3

I'm using library(mice) to impute missing data. I want a way to tell mice that the ID variables should be included on the imputed data set but not used for the imputations.

For instance

#making a silly data frame with missing data
library(tidyverse)
library(magrittr)
library(mice)

d1 <- data.frame(
  id = str_c(
    letters[1:20] %>% 
      rep(each = 5),
    1:5 %>% 
      rep(times  = 20)
    ),
  v1 = runif(100),
  v2 = runif(100),
  v3 = runif(100)
  )

d1[, -1] %<>%
  map(
    function(i){

      i[extract(sample(1:100, 5, F))] <- NA

      i
      }
    )

This is the returned mids object

m1 <- d1 %>% 
  select(-id) %>% 
  mice

How can I include d1$id as a variable in in each of the imputed data frames?

tomw
  • 3,114
  • 4
  • 29
  • 51

1 Answers1

3

There are two ways. First, simply append id to the imputed datasets

d2 <- complete(m1,'long', include = T) # imputed datasets in long format (including the original)
d3 <- cbind(d1$id,d2) # as datasets are ordered simply cbind `id`
m2 <- as.mids(d3) # and transform back to mids object

This ensures that id has no role in the imputation process, but is a bit sloppy and prone to error. Another way is to simply remove it from the predictor matrix.
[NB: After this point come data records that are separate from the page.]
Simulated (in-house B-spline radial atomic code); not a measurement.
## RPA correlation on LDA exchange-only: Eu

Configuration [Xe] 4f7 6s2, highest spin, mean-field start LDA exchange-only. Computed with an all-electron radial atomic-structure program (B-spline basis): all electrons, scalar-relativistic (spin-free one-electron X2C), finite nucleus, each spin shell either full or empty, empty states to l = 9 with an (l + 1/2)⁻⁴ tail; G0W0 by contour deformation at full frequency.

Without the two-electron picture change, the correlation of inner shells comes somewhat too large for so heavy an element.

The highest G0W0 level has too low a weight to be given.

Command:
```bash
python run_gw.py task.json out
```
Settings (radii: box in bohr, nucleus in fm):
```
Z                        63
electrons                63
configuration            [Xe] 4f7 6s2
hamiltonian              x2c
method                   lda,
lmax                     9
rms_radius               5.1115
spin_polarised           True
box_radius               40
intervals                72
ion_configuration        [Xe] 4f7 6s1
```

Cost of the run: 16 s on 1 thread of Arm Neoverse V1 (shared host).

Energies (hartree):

The 2011 manual by Van Buuren & Groothuis-Oudshoorn says: "The user can specify a custom predictorMatrix, thereby effectively regulating the number of predictors per variable. For example, suppose that bmi is considered irrelevant as a predictor. Setting all entries within the bmi column to zero effectively removes it from the predictor set ... will not use bmi as a predictor, but still impute it."

To do this

ini <- mice(d1,maxit=0) # dry run without iterations to get the predictor matrix

pred1 <- ini$predictorMatrix # this is your predictor matrix
pred1[,'id'] <- 0 # set all id column values to zero to exclude it as a predictor

m1 <-mice(d1, pred = pred1) # use the new matrix in mice

You can also prevent mice from imputing the variable, but as it contains no missing values this is not necessary (mice will skip it automatically).

Niek
  • 1,594
  • 10
  • 20